An auction of Spanish bonds on Wednesday only made it to the low end of the country's target range, as yields rose to entice investors not yet convinced that Madrid's tough budget would cure the nation's financial woes.
Reuters reported that Spain sold 2.6 billion euros ($3.47 billion) of medium-term paper, where it had set a target range of 2.5 billion to 3.5 billion euros. Yields rose both on the new bonds and on the secondary market, and European markets were spooked by the auction results in morning trading, heading down in tandem with the euro, which neared a two-week low against the dollar, after the results were known. Even U.S. futures were down on the news before the markets' open.
Bonds set to mature in 2015 saw their yields increase to 2.890%. That’s higher than at their last sale on March 15, when they offered 2.440%. The good news is that the increase was below analysts' expectations of around 3.1%.
However, the news was not as good for the other two maturities in the auction. Bonds maturing in 2016 rose from 3.376% in an auction a month ago to 4.319%; analysts had expected an increase, but only pegged it at 3.95%. Bonds with 2020 dates, which last sold in September with yields of 5.156%, rose to 5.338%. Analysts had expected them to rise only to 5.2%.

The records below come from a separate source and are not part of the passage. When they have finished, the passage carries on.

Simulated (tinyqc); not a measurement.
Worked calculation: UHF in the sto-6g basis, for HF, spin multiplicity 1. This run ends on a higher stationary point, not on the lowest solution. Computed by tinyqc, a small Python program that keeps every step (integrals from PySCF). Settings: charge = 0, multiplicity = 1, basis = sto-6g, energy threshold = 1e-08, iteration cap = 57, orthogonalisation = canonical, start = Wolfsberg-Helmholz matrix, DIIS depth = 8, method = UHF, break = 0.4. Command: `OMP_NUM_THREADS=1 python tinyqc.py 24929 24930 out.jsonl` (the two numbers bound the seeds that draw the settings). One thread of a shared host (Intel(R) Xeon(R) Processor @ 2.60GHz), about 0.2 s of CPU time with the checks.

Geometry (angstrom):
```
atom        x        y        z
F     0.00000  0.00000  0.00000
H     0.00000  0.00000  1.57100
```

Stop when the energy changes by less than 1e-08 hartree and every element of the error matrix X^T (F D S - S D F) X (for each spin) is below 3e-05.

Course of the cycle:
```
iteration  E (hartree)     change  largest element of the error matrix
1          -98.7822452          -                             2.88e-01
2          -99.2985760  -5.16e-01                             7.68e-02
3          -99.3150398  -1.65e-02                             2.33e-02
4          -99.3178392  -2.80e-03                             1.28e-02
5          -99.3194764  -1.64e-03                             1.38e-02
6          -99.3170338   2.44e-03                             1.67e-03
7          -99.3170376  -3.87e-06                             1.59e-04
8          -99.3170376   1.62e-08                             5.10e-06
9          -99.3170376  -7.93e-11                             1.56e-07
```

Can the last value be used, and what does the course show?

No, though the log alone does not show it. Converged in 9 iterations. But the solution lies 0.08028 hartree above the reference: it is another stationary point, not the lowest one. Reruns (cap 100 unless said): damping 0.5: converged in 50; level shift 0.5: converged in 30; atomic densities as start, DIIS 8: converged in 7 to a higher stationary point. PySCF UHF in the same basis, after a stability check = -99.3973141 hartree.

Ten-year bonds on the secondary market rose about 25 basis points and approached 5.7%.
Nick Stamenkovic, rate strategist at RIA Capital Markets, was quoted saying, "The Spanish Treasury failed to raise the maximum amount and yields, bid-to-cover ratios are lower than the previous auctions and all in all suggests investors remain very cautious towards Spanish bonds at the moment."
They may have good cause. Spain's tough new budget will make it harder for the country to exit recession or lower its unemployment rate, the highest in the euro zone.